Giffen goods are low-cost goods customers purchase more once their price increases. These products challenge the widely accepted law of demand. The examples include essential products necessary for living such as bread, wheat, and rice.
In this article, we’ll review the history and examples of Giffen goods and compare Giffen and Veblen goods.
Giffen Goods vs Veblen Goods
The terms Giffen and Veblen goods are often used interchangeably, yet they have a slight but significant difference. Let’s review each concept in more detail to find this distinctive feature.
Giffen goods are low-priced products, the demand for which rises along with the price. These products are necessary to fulfill the need for food, and they have only a few substitutes. Bread, wheat, and rice are examples of Giffen goods. The thought of Giffen goods undermines the fundamental law of demand.
Veblen goods are high-quality premium goods, the demand for which increases along with its price. This is caused by the exclusive nature of these products. Examples include sports cars, expensive accessories (diamond rings, watches, necklaces), luxury couture clothing, etc. The exclusiveness of these goods shows people’s success and demonstrates their wealth. The producers of Veblen goods focus on rich customers who can afford to buy from brands associated with luxury, exclusiveness, and wealth.

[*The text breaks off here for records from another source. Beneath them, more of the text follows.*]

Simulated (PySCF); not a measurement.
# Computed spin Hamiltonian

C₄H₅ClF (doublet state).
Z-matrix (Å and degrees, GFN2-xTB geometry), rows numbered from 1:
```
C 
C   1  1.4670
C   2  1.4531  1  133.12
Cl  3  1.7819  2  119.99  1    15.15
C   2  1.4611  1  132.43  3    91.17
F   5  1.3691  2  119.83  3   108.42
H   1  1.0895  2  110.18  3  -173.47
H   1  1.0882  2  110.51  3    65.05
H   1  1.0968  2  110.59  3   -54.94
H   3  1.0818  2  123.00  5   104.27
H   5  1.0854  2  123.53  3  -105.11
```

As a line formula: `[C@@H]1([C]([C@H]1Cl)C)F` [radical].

Simply put, both Giffen and Veblen goods defy the generally accepted law of demand and create a special demand curve. The curve is upward-sloping for these products. Once the price for goods increases, the demand rises as well. However, the main difference between the two is that Giffen goods focus on low-cost products whereas Veblen goods — on luxury, exclusive and premium products.
Now let’s dive into the history of Giffen goods.
History of Giffen Goods
The concept “Giffen goods” appeared for the first time in the late 1800s in regard to Sir Robert Giffen. He was an outstanding economist and statistician who highlighted the concept of Giffen goods that violate the common law of demand. One of the most influential economists, Alfred Marshall, wrote in the third edition of his Principles of Economics that despite an increase in bread’s price, people still consumed it because it was the cheapest compared to other foods.
Observations concluded that there are low-cost products that violate generally accepted rules about the demand for products. These goods are usually non-luxury and almost don’t have substitutes. The demand for bread, rice, and wheat increases when they become more expensive and decreases when these goods are cheaper.
Now that you know some essential historical facts, it’s time to explore the examples.
Examples of Giffen Goods
You can find examples of Giffen goods among the primary foods you consume every day. The main product on which Robert Giffen built his theory was bread. From then until now, bread has stayed among the essential goods necessary for our living. Since it was the cheapest product a long time ago, the demand for it rose along with its price. It was caused by poor people’s inability to buy more expensive meat and other products. Products such as rice, wheat, and potato are also Giffen goods.
Congrats, now you know the basics of Giffen goods. Hope this information helped answer your questions.